Thursday, October 21, 2010

East Timor Forges Ahead on Deep Oil Drilling












DILI, EAST TIMOR — To Demetrio do Amaral de Carvalho, the explosion last spring on the BP-leased Deepwater Horizon rig in the Gulf of Mexico — and the oil that then gushed for months into the surrounding waters — held alarming portents for his young, fragile nation.


The disaster in the gulf spilled an estimated 4.9 million barrels of oil, prompting the United States to impose a moratorium on deepwater drilling that was provisionally lifted only last week.

But while much of the world, including the European Union, is rethinking the risks and benefits of drilling at ever greater ocean depths for oil and natural gas, East Timor, among the poorest nations in Asia, is just beginning to authorize it — and Mr. de Carvalho, director of the local environmental organization Haburas, worries that a reckless rush is on.





“If a country like America, with all its technical ability, financial resources and expertise,” felt obliged to suspend the practice, he said recently, “then I think Timor-Leste’s government should reflect on that.” Mr. de Carvalho used the official name of East Timor, a former Portuguese colony in the Indonesian archipelago that gained formal independence only in 2002, after a bloody 24-year occupation by forces of the government in Jakarta.

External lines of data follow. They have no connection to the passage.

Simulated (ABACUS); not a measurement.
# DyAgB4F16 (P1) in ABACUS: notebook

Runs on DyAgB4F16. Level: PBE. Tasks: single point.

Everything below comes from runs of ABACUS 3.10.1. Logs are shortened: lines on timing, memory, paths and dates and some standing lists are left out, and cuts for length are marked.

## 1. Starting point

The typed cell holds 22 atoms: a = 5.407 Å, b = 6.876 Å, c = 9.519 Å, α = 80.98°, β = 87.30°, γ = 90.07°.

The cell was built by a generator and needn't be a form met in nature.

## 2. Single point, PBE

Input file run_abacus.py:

At issue in East Timor are two separate plans for exploratory drilling more than a kilometer, or 0.6 mile, deep in waters south of its territory, the first projects of their kind for the country. According to government officials, the plans received environmental approval last month.

One project, a joint venture led by India’s largest private conglomerate, Reliance, will create a test well about 1,200 meters, or 4,000 feet, below the surface in a nearby region known as Block K.

Of particular concern to environmentalists is that the project is to be carried out by the Deepwater Frontier, a ship belonging to Transocean, the same drilling contractor that owned the Deepwater Horizon. The April 20 explosion on that rig happened while it was drilling an exploratory well at about 1,500 meters.

The other project, a joint venture led by the Italian oil company Eni, will create an exploratory well in about 1,900 meters of water in the Cova-1 region in East Timorese waters north of Australia. Both projects are still awaiting the final green light from East Timor’s National Petroleum Authority. Eni has also submitted an early proposal for up to three deepwater test wells near the Cova-1 site, which is yet to receive any government approval.

Backers of the plans say they are essential for overcoming poverty in this tiny country of about one million people. But Mr. de Carvalho and other opponents say that drilling at such depths is inherently risky and that, if an environmental disaster were to occur, the country would be unable to cope.

The East Timor minister for economy and development, João Gonçalves, acknowledged in an interview that there were environmental dangers to the plans. But, he said, both outside companies had provided assurances that those would be at an “acceptable level.” He said he had signed off on environmental approval for the projects on Sept. 20.

“We are well aware, and we are going to deal with all these environmental problems that we have to deal with,” he said. “But we cannot stop the country from development, you know, from progress.”

Much of East Timor lives off subsistence agriculture, and there is negligible industry nor many exports. Many roads outside Dili, the capital, are barely passable by most cars.

The one exception is billions of dollars earned from offshore oil and natural gas production — money that is being used to build infrastructure and subsidize basic food needs. East Timor’s Petroleum Fund, which holds money in foreign investments, was worth $6.3 billion as of June 30, according to the latest quarterly report.

With an inducement like that, East Timor is under huge pressure to approve projects that are potentially hazardous but also potentially lucrative, despite the “wake-up call” of the Gulf of Mexico disaster, said Charles Scheiner, a member of a local development monitoring group, La’o Hamutuk.

“The oil companies are a thousand times bigger than the Timor-Leste government,” Mr. Scheiner said. This is the first time the government has had to approve deepwater drilling in its territorial waters, he said. “This is a test for Timor-Leste’s regulatory authorities.”